Comment by rep_lodsb

Comment by rep_lodsb 6 days ago

6 replies

It's possible that actually reading the register takes (significantly) more time than an empty countdown loop. A somewhat extreme example of that would be on x86, where accessing legacy I/O ports for e.g. the timer goes through a much lower-clocked emulated ISA bus.

However, a more likely explanation is the use of "volatile" (which only appears in the working version of the code). Without it, the compiler might even have completely removed the loop?

deng 6 days ago

> However, a more likely explanation is the use of "volatile" (which only appears in the working version of the code). Without it, the compiler might even have completely removed the loop?

No, because the loop calls cpu_relax(), which is a compiler barrier. It cannot be optimized away.

And yes, reading via the memory bus is much, much slower than a barrier. It's absolutely likely that reading 4 times from main memory on such an old embedded system takes several hundred cycles.

  • Karliss 6 days ago

    From what I understand the timer registers should be on APB(1) bus which operates at fixed 26MHz clock. That should be much closer to the scale of fast timer clocks compared to cpu_relax() and main CPU clock running somewhere in the range of 0.5-1GHz and potentially doing some dynamic frequency scaling for power saving purpose.

    The silliest part of this mess is that 26Mhz clock for APB1 bus is derived from the same source as 13Mhz, 6.5Mhz 3.25Mhz, 1Mhz clocks usable by fast timers.

  • rep_lodsb 6 days ago

    You're right, didn't account for that. Though even when declared volatile, the counter variable would be on the stack, and thus already in the CPU cache (at least 32K according to the datasheet)?

    Looking at the assembly code for both versions of this delay loop might clear it up.

    • deng 6 days ago

      The only thing volatile does is to assure that the value is read from memory each time (which implicitly also forbids optimizations). Whether that memory is in a CPU cache is purely a hardware issue and outside the C specification. If you read something like a hardware register, you yourself need to take care in some way that a hardware cache will not give you old values (by mapping it into a non-cached memory area, or by forcing a cache update). If you for-loop over something that acts as a compiler barrier, all that 'volatile' on the counter variable will do is potentially make the for-loop slower.

      There's really just very few reasons to ever use 'volatile'. In fact, the Linux kernel even has its own documentation why you should usually not use it:

      https://www.kernel.org/doc/html/latest/process/volatile-cons...

      • sim7c00 6 days ago

        doesnt volatile also ensure the address is not changed for the read by compiler (as it might optimise data layout otherwise)? (so you can be sure when using mmio etc. it wont read from wrong place?)

        • deng 6 days ago

          "volatile", according to the standard, simply is: "An object that has volatile-qualified type may be modified in ways unknown to the implementation or have other unknown side effects. Therefore any expression referring to such an object shall be evaluated strictly according to the rules of the abstract machine."

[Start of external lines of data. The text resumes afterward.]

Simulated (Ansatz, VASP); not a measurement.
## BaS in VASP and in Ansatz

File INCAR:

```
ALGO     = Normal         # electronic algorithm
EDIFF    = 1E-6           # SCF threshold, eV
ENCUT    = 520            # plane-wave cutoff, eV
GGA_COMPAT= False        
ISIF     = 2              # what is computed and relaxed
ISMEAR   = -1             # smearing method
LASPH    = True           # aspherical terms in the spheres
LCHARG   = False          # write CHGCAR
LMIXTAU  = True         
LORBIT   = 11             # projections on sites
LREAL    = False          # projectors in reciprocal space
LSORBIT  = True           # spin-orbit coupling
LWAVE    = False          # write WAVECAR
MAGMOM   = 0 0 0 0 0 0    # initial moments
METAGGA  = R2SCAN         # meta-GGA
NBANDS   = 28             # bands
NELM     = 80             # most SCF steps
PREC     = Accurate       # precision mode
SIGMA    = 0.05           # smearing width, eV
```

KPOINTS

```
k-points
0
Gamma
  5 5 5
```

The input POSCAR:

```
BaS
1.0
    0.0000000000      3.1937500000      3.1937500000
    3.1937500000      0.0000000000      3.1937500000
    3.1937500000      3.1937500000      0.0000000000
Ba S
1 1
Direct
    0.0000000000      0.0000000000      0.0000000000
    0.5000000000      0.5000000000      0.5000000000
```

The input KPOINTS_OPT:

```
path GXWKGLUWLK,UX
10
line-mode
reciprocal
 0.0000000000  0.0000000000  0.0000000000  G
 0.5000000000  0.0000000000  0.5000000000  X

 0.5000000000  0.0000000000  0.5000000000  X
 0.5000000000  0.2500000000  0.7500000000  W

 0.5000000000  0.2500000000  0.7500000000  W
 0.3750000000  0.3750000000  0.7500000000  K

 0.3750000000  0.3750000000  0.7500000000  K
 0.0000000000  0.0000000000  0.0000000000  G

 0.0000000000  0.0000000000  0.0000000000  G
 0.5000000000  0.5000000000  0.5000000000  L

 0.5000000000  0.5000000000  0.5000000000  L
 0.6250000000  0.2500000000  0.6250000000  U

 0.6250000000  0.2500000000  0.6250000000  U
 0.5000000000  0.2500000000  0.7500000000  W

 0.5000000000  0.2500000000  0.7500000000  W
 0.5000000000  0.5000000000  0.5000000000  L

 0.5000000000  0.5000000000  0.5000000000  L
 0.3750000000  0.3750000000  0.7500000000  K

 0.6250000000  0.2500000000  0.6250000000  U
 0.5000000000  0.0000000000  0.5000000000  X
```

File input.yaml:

          Or simpler: don't assume anything what you think you might know about this object, just do as you're told.

          And yes, that for instance prohibits putting a value from a memory address into a register for further use, which would be a simple case of data optimization. Instead, a fresh retrieval from memory must be done on each access.

          However, if your system has caching or an MMU is outside of the spec. The compiler does not care. If you tell the compiler to give you the byte at address 0x1000, it will do so. 'volatile' just forbids the compiler to deduce the value from already available knowledge. If a hardware cache or MMU messes with that, that's your problem, not the compiler's.